Sunday, July 8, 2012

Sermon of June 24, 2012


“Knowing God, Learning from Christ”



A Sermon Preached by the

Rev. Jean Niven Lenk

Sunday, June 24, 2012

First Congregational Church of Stoughton, United Church of Christ



Text:  Mark 4:35-41





This past week, students celebrated the last day of school and we all celebrated the astronomical first day of summer – and a scorcher it was at that.  The sacred and secular days of Memorial Day, Pentecost, Children’s Sunday and Father’s Day, are now behind us.  Even the choir is now on hiatus.  There can be no doubt that the church program year is over, and we are officially into summer.



It would be easy and natural to think that this would be a good time to take a break from church; in fact, judging from the empty pews, it looks like that’s what a lot of people are doing, so I am really preaching to the choir, as it were. 



But the universal Church takes a different stance.  You will notice that our paraments and my stole are the color green.  This is not just because we think green is pretty or that we thought it would make good fashion sense to be color coordinated.  Green is the liturgical color for this period in the church year, representing growth, and during these months ahead, while flowers are blooming and trees are bearing fruit and vegetables are ripening on the vine, we too are to be growing – growing in our faith. 

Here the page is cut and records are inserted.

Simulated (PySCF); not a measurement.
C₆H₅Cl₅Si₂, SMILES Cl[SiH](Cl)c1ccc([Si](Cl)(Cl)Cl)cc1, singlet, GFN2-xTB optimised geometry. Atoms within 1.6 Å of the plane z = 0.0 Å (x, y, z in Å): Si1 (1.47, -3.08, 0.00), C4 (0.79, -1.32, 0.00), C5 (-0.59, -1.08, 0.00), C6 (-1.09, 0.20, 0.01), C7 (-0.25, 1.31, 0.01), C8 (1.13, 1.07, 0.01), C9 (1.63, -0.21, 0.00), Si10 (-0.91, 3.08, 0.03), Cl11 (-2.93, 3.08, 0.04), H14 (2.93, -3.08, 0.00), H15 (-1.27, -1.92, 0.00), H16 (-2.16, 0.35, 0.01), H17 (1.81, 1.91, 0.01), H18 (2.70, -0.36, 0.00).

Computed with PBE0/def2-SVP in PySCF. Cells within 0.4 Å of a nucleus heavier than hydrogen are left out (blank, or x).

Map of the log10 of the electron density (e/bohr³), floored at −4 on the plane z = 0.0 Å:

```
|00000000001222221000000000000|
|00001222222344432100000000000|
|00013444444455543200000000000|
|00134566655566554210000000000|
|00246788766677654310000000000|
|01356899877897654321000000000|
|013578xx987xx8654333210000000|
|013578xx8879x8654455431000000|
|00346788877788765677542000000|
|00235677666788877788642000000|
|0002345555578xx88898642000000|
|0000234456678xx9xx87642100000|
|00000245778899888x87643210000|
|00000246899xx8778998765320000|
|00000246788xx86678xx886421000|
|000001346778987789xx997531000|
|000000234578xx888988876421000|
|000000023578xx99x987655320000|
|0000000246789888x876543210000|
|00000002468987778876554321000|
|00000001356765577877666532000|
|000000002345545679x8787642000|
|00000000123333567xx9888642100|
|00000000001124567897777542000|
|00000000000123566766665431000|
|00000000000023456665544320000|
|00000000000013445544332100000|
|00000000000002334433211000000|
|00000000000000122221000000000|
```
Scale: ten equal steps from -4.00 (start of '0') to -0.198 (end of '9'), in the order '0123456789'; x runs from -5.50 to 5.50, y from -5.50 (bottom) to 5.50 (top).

This period on church calendar has been given the unfortunate name of “ordinary time.”  When I hear the word “ordinary,” I immediately think of “not special.”  And put into the context of the church, we might infer that “ordinary time” becomes the season when God’s presence is not center stage; when we are so used to God’s creation that we fail to notice a beautiful sunset; when we’re so accustomed to our loved ones we take them for granted; when we’re so used to the blessings of our life that we don’t think much at all about them or their source.  Not special.  And during this “ordinary time,” we might let our faith life go into maintenance mode or forget it altogether.  Is this what happens to us during these summer months?  Church and faith and God become ordinary to us?



Make no mistake -- that is not what the church fathers and mothers intended!  “Ordinary Time” takes its name from the Latin word “ordinal,” which means numbered.  During half the church year, we observe seasons such as Advent, Lent, and Eastertide and celebrate specific acts within the story of salvation.  But the weeks between Pentecost, which we celebrated a few weeks ago, and Advent, which begins next December, are numbered.  Today is the fourth week after Pentecost, otherwise known as the 12th week in ordinary time.  And far from being a time for our faith to become ordinary, or our focus to be turned away from God, or for our blessings to become taken for granted, these summers months are to be a time when we focus on growing our faith.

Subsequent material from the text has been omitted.